Jerusalem (AFP) - Thousands of Ethiopians with family members in Israel have again had attempts to join them delayed, this time by a paperwork logjam, Israeli officials said on Sunday.

Threatened by a revolt on the issue within the ruling Likud party, Prime Minister Benjamin Netanyahu's government pledged in April that 1,300 Ethiopians would be admitted within 12 months out of a possible 9,000 set to arrive over five years.

But so far only 64 have entered the country, prompting MP Elie Elalouf to say last week that Israel had "abandoned the Jewish community of Ethiopia despite the promises".

A spokesman for the Jewish Agency, a quasi-governmental institution that encourages diaspora communities to move to Israel, told AFP on Sunday that his organisation was waiting to receive the names of those eligible from the government.

"The Jewish Agency is ready to receive them and we will carry out the government instructions, but we have not received lists of candidates from the interior ministry," Yigal Palmor said.

Ethiopian-born Avraham Neguise, chairman of parliament's immigration committee and a Likud member, accused the ministry of "deliberately putting spokes in the wheels" of the attempts to reunite Israeli Ethiopians with their kin still in the African nation.

Ethiopian Israelis allege they are regularly discriminated against in Israel.

The country's Ethiopian community numbers around 135,000 people, of whom more than 50,000 were born in Israel.

The bulk of Ethiopia's Jewish community was brought to the country between 1984 and 1991 under the Law of Return guaranteeing Israeli citizenship to all Jews.

Those still trying to join them are members of a community known as Falash Mura, descendants of Ethiopian Jews who converted to Christianity, many under duress, in the 18th and 19th centuries.

They are not recognised as Jews by Israel's Orthodox rabbinical authorities but claim the right to immigrate under family reunification rules.

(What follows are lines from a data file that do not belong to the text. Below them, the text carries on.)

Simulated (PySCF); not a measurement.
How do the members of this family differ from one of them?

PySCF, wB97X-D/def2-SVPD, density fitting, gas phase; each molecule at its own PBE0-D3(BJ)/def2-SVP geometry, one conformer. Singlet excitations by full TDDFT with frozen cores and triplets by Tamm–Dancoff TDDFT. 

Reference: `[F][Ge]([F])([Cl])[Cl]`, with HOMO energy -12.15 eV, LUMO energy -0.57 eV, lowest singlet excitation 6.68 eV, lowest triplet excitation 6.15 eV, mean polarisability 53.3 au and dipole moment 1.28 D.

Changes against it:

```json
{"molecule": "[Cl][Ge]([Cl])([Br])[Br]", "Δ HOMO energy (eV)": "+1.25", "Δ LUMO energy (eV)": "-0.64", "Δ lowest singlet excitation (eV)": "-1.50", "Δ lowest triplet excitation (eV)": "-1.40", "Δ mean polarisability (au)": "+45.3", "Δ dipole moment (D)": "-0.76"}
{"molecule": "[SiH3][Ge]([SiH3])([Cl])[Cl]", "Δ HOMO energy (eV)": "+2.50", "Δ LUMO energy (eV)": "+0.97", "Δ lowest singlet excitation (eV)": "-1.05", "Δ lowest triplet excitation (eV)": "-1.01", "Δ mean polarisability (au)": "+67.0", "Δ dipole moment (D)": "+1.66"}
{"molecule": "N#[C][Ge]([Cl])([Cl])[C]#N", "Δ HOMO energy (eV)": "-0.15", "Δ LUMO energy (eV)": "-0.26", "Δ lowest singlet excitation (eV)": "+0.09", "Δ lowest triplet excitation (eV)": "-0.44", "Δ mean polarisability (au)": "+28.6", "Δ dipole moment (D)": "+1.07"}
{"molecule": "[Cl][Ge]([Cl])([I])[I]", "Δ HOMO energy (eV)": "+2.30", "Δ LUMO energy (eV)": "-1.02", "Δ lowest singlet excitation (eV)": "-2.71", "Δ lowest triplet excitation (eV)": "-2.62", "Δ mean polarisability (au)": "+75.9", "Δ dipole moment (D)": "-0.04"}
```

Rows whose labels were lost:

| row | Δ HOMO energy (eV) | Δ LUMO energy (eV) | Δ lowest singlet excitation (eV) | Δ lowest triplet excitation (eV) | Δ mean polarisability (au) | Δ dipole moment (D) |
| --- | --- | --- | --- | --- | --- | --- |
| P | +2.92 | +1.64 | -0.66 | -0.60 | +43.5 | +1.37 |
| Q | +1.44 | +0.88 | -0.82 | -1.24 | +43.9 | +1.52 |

Government approval for about 9,000 claimants was given in November 2015 but then rescinded in March the following year, citing budgetary constraints.

Following mass protests and a parliamentary rebellion by Neguise and another Likud lawmaker, which placed passage of the state budget in jeopardy, the government relented and made its April 2016 pledge.

Netanyahu's coalition at the time held only a one-seat majority in parliament.